So, given that Wallis has supported government brutality in the past without apology, I do not see him recoiling from the powers being used by the state today to subjugate people under the auspices of the Drug War. He does not have a problem with the use of state violence; his only problem is that too many black Americans are caught up in the war itself, and for "justice" to occur, more whites have to be arrested.
This is not justice; it is shared misery. Instead of questioning why people have to be crushed by the state in the name of keeping us safe from illegal drugs, Wallis wants to know why there are racial disparities in the vast numbers of people being arrested and imprisoned. That is even worse than PETA's claim that milk is a "racist" drink.
To make matters worse, Wallis has fought anything that would present the inner-city neighborhoods the opportunity to become livable places where drugs are not the main source of commerce. From his "living wage" crusades that force up wages to levels where it becomes impossible to employ young African-Americans to his support for policies that undermine private property rights, Wallis is utterly anti-enterprise and anti-entrepreneur, and anti-capitalism.
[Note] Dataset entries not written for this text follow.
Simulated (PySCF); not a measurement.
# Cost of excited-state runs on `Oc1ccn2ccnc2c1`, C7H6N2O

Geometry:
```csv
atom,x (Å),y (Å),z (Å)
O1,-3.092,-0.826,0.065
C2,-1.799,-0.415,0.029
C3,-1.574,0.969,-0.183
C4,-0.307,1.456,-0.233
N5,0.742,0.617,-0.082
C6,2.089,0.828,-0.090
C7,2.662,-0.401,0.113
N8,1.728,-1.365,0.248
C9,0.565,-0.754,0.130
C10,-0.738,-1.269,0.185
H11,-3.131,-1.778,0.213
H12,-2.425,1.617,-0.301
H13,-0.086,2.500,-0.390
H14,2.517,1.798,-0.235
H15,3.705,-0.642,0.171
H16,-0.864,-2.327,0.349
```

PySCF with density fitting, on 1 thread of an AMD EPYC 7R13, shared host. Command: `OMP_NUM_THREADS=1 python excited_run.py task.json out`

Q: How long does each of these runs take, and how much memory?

There is a reason that I never have read any arguments by Wallis or his friends that condemn the Drug War per se: they are loathe to abandon their belief that an all-powerful state can and should be worshipped, as it is the Very Essence of God. If too many African-Americans are arrested, then change the racial makeup of the arrest policies, but don't stop the Drug War, by any means.
You see, if we actually ended the Drug War, state power also would suffer defeat. And if there is anything Wallis worships, it is state power.